In his final official call with the outgoing US Ambassador to Ireland Kevin O’Malley, President Obama said he’d be visiting Ireland again soon.

“The lasts sentence that the president said to me on Wednesday of this week when we were saying goodbye was ‘please tell ‘em I’m coming’,” Ambassador O’Malley told Marian Finucane in an interview on RTE Radio.

“So I think that’s the President’s way of saying informally that you’ll probably see him again.”

As for a time-frame, O’Malley predicted “my guess is in the coming year or so.”

The message offers a sliver of insight into Obama’s plans after his presidency comes to an end and Donald Trump is inaugurated on January 20, and if his 2011 visit is any indication, Obama will be very warmly received on his next Irish trip as a private citizen.

During his 2011 visit, the President and First Lady Michelle Obama visited Moneygall, Co. Offaly, the town from which Obama’s Irish ancestor, Falmouth Kearney, hailed.

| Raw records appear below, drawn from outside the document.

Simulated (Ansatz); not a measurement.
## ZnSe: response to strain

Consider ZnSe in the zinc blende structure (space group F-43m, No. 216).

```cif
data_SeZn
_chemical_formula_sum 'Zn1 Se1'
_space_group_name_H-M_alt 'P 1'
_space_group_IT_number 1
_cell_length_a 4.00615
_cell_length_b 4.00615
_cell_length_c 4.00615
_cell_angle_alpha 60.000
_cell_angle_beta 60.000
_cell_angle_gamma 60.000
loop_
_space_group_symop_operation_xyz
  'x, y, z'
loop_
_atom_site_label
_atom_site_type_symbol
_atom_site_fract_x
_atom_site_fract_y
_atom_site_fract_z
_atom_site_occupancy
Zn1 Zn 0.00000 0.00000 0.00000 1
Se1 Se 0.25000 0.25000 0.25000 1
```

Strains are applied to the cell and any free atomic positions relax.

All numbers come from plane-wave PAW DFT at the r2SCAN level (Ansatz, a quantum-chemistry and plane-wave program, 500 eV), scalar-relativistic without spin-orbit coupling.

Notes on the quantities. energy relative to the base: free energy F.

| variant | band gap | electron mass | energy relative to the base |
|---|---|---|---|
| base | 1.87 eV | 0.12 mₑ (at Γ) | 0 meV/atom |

Obama also addressed a crowd of 60,000 at College Green in Dublin’s city center, where he famously introduced himself as “Barack Obama, of the Moneygall O’Bamas. I am here to find the apostrophe that we lost along the way,” spoke to the special and enduring ties between Ireland and America, and concluded with the Irish translation of his 2008 campaign slogan, “Yes we can” - “Is féidir linn.”

Michelle Obama returned to Dublin in the summer of 2013 with their daughters, Sasha and Malia, while President Obama attended the G8 summit, held that year in Northern Ireland.

O’Malley, one of the many non-career diplomats ordered to return to the US prior to Trump’s inauguration, will have long since left his post if and when Obama visits Ireland in the coming year.  Trump’s pick for the role is Irish American businessman, attorney and philanthropist Brian Burns.